I'm out of white bread and Tom just went to the grocery yesterday. So what do I do? Make my own. Trouble is, I got greedy,
I used the Betty Crocker recipe that I've used plenty of times in the past. So I know it's a good one (here). The end result was tasty though it lacked the usual loft, What did I do wrong?
First of all, I was a bit worried about the yeast I was using. It was given to me about a year and a half ago and I've kept it in an airtight container and frozen. And I've been using it, of course. I proofed it to make sure it was good and the milk/sugar moisture soon began to foam.
OK, no problem there.
And actually the finished loaves don't look too bad. They just deflated their tops a bit during baking.

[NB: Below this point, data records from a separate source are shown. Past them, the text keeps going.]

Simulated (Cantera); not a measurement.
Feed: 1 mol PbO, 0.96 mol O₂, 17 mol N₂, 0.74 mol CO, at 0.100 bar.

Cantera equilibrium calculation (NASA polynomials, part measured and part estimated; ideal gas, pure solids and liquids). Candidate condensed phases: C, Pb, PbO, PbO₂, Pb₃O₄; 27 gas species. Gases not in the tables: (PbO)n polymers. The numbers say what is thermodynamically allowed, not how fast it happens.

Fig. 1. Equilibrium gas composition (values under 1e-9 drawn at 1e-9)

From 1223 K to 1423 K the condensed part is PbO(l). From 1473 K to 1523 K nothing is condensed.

But when I mixed the dough and set it to rise the first time I found that it had certainly tripled in the time allotted (1.5 hours). Beautiful! This stuff is going to the moon.
Well, no.
So I knocked it down, divided it into two pan and let it rise again. Still GREAT!
But that was the problem. I let the doughs "overdevelop". I was too anxious for a big rise and when I set it to bake, the top began collapsing. Both loaves looked like a balloon that had the air left out of it. And that's exactly what happened.
I allowed the second rise to run another hour and a half. I should have stopped at 45 minutes (as the recipe states) and allowed the rise to continue a bit while the baking got underway. The dough didn't have the structure necessary to hold it's head high.
This is what I ended up with:
The tops had completely collapsed upon themselves and the bread became a bit more dense than I'd have liked. But they smell great and taste wonderful. So it was salvaged in the end. But the bread was also not what it could have been.
Note to self: don't get greedy in the kitchen. Enough is always enough.